The letter states that, on the morning of July 1, 1984, Charboneau was at the house and told Tira “that the wrangle horse was waiting on [her],” which was a phrase he used to tell her when she overslept. Marilyn then entered Tira’s bedroom and gave her a “big box wrapped in decorative paper,” and inside the box was a new .22-caliber rifle. The letter, like Charboneau, claimed that the rifle was a graduation gift from Charboneau.
The letter stated that Marilyn then took a bath and got dressed and that she told Tiffnie and Tira “that she was going outside to help [Charboneau] with the horses.” Tira went to take a bath, and shortly thereafter she heard gunshots. Tiffnie then came running into the bathroom and screamed at Tira to get dressed. Tiffnie grabbed Tira’s new .22-caliber rifle and gave Tira one of Marilyn’s .22-caliber pistols, and the girls then went outside and hid behind the sheep wagon.

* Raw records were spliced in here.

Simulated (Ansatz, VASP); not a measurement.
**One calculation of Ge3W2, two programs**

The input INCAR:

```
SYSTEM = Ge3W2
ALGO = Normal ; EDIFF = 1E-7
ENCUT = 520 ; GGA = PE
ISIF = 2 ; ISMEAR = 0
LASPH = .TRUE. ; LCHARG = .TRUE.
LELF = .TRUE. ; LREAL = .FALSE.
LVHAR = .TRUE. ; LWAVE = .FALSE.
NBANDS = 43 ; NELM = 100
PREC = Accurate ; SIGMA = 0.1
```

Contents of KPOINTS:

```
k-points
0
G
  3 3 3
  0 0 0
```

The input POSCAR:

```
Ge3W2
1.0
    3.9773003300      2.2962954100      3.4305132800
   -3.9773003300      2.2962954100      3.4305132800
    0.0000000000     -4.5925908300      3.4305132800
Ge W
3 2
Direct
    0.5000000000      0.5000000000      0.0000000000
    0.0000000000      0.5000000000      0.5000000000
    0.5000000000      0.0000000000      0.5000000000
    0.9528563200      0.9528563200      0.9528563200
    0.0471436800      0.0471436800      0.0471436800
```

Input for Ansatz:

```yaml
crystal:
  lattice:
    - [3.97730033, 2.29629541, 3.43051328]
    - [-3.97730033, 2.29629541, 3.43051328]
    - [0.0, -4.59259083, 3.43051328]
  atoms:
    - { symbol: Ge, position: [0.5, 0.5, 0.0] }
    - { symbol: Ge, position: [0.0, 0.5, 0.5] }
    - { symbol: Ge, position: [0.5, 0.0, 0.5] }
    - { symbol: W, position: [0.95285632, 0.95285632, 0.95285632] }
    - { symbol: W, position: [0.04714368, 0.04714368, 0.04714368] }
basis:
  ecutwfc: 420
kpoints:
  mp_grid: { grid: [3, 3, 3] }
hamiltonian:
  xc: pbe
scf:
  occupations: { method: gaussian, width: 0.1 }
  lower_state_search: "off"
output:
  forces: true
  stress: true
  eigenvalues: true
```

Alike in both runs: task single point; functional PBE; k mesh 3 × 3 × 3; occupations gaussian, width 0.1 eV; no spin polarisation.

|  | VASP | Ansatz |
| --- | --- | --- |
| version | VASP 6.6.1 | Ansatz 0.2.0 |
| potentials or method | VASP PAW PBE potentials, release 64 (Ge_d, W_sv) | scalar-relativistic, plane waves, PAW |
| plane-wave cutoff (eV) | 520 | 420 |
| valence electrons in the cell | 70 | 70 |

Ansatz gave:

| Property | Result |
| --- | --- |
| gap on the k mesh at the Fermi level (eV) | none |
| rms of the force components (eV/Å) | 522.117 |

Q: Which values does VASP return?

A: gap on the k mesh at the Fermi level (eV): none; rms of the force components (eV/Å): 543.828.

Tira could see Marilyn in an alleyway by a feed canal, but she did not see Charboneau and could only hear his voice. Tira heard Tiffnie shoot the rifle while they were behind the sheep wagon. Startled by the sound, Tira accidentally fired the pistol. Tiffnie then told Tira that Marilyn had taken a different .22-caliber rifle nicknamed “Calamity
The letter further stated that, a few days after Tira gave her statement to Officer Driesal, a different officer, Larry Webb, visited Tira at her grandfather’s house. Officer Webb told Tira that she had “forgotten to write down some important things in [her] statement.” He instructed Tira to add that she and Tiffnie “had heard 6 or 8 more shots” after they went back into the house. Tira signed another statement to that effect, “even though [she] knew it was not true.”
The letter also recounted an alleged incident in which Marc Haws, the “new prosecutor from Boise,” told Tira that she “need[ed] to get rid of [Marilyn’s] Calamity Jane rifle.” The letter stated that Tira did not know why Haws had asked her to do this, but that she, along with her grandfather and her uncle, buried Calamity Jane behind a potato cellar.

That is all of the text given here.